TVSum Dataset
Title-based Video Summarization (TVSum) dataset used in our CVPR 2015 paper "TVSum: Summarizing web videos using titles."
Overview
Title-based Video Summarization (TVSum) dataset serves as a benchmark to validate video summarization techniques. It contains 50 videos of various genres (e.g., news, how-to, documentary, vlog, egocentric) and 1,000 annotations of shot-level importance scores obtained via crowdsourcing (20 per video). The video and annotation data permits an automatic evaluation of various video summarization techniques, without having to conduct (expensive) user study.

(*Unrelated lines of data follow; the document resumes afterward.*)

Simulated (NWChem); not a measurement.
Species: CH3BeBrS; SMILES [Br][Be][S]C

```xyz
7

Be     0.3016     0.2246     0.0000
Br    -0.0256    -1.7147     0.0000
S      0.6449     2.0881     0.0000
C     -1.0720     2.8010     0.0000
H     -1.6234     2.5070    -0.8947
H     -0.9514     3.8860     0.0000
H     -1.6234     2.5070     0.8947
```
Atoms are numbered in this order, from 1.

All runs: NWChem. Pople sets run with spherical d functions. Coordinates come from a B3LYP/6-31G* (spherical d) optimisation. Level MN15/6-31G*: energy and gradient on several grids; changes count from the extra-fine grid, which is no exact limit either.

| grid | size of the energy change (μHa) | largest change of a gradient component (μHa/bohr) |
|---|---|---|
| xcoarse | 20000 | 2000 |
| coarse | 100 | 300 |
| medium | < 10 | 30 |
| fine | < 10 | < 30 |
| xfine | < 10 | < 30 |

The videos, collected from YouTube, comes with the Creative Commons CC-BY (v3.0) license. We release both the video files and their URLs. The shot-level importance scores are annotated via Amazon Mechanical Turk -- each video was annotated by 20 crowd-workers. The dataset has been reviewed to conform to Yahoo's data protection standards, including strict controls on privacy.
Task
The primary task of the dataset is video summarization, where the goal is to create a short, meaningful summary of a given video. The summary may contain a few shots that capture the highlights of a video and are non-redundant. Although the task is inherently subjective, we carefully curated the dataset and annotated it so that the evaluation is done in an objective way. (We have a reasonably high degree of inter-rater reliability, with the Cronbach’s alpha of 0.81.)
Evaluations
Let’s say we’ve generated a 15 second-long summary of video “Will a cat eat dog food?”, shown below:
How do we know the quality of the generated summary? We can use the shot-level importance scores included in the dataset.
Each video is annotated as follows: We chopped up a video into a set of 2 second-long shots and asked 20 users to rate how important each shot is, compared to other shots from the same video, on a scale from 1 (not important) to 5 (very important). The average of responses become the shot-level importance scores of the video, e.g.,
From the shot-level importance scores, we can formulate video summarization as the 0/1 Knapsack Problem: given a time budget (e.g., 15 seconds), maximize the total importance score of the shots included in a summary. The solution will be a vector of size T (the number of frames in a video), whose values are either 0 (not in summary) or 1 (include in summary) -- let’s call this solution the gold standard.
If our summary is similar to the gold standard, it means our summary is similar to how the 20 annotators would’ve summarized the video. We can represent our summary as a vector of size T, whose elements are 1 if it is in the summary. We are now ready to compare how good the produced summary is by comparing the two vectors of same size, using various metrics (e.g., F1 score).
How to get the data
Update on Nov 10, 2019: The dataset is no longer available on Yahoo! Webscope. Please download the dataset directly from http://people.csail.mit.edu/yalesong/tvsum.
The dataset is available as part of the Yahoo! WebScope program. Follow the steps below to download the dataset:
Visit: I4 - Title-based Video Summarization dataset, version 1.1 (644M)Sign in to your Yahoo account.Click “Select this Dataset” - “View Cart”.Fill out “Research Purpose” section.Click “Continue”.
Note for the participants of the 2016 LDV Vision Summit - Entrepreneurial Computer Vision Challenges (ECVC): We’ve arranged a special approval process for the ECVC participants so you do not need an academic email address to get an approval to download. Please mention in the form (“Research Purpose” section) that you are a participant of the challenge.
Reference
Song, Yale, Jordi Vallmitjana, Amanda Stent, and Alejandro Jaimes. "TVSum: Summarizing web videos using titles." In Proceedings of the IEEE Conference on Computer Vision and Pattern Recognition, pp. 5179-5187. 2015.